He began by establishing a Sabbath school. Then he held prayer meetings from house to house to which neighbours were invited, and at these meetings some were brought to Jesus.

Next he bought a small farm in the neighbourhood, that, by having some interest in common with the people, he might gain their affections and thus have more influence over them. His efforts were wonderfully successful. The people loved and reverenced him. Many of them consulted him about their concerns, and by associating with him were led to follow Jesus.

The necessity for erecting a place of worship became evident, but it was difficult to see how this could be done. It seemed in the circumstances of the people impossible. But Professor Hopkins, after much deliberation and prayer, had made up his mind that a church must be built, that it ought to be done at once, and that the people themselves must take an active part in the scheme.

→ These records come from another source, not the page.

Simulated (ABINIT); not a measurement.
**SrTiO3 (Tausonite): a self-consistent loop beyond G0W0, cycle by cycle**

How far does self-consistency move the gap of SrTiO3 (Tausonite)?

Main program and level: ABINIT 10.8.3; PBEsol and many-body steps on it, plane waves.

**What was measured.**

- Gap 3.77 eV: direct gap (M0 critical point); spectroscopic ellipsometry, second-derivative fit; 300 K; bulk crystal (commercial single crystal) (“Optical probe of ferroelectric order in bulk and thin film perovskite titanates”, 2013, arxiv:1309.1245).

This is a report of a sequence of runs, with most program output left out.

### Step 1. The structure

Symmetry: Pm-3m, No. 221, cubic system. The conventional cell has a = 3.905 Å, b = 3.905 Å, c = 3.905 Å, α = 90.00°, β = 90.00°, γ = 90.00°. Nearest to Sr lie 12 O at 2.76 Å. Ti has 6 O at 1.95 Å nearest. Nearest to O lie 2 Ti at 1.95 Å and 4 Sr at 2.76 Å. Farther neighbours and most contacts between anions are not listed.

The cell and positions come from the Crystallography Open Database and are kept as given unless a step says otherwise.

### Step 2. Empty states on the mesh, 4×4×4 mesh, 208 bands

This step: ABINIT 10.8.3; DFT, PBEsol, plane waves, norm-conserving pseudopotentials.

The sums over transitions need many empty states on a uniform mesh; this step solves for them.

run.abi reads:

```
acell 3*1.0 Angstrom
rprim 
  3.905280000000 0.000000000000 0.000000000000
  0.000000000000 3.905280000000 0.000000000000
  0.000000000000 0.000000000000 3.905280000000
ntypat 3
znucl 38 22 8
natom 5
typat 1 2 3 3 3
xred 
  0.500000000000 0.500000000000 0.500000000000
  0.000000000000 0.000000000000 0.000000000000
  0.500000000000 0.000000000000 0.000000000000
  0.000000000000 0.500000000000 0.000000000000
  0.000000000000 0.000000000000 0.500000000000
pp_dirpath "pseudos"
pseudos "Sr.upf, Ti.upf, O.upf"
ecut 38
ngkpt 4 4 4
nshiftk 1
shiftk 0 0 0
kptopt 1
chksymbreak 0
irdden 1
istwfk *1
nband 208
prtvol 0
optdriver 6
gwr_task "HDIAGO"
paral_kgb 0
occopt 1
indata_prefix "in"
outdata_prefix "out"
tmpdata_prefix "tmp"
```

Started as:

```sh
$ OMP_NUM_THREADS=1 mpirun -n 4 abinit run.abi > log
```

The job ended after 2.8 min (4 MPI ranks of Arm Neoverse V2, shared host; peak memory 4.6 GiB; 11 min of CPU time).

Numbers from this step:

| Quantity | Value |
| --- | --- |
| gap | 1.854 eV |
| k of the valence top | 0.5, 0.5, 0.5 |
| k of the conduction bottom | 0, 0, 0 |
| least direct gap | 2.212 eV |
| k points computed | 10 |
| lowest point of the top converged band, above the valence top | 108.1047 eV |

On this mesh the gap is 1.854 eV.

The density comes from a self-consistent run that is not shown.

Accordingly the proposal to build a church was made at a meeting held on February 5th 1865. It was favourably received. although few of the people could give money, many could give labour. Masons, carpenters, and painters willingly gave their time; horses and carts were lent to convey stones from the quarries, and timber from the mountains.

Strangers who visited Williamstown were interested in the building scheme, and contributed towards it. The foundation stone was laid on May 10th 1866, and the church was dedicated to the divine service on October 25th 1866. No debt was on the church when it was opened. Professor Hopkins preached from the text, 'For the Lord shall comfort Zion; He will comfort all her waste places, and He will make her wilderness like Eden, and her desert like the garden of the Lord.' (Is. 51. 3).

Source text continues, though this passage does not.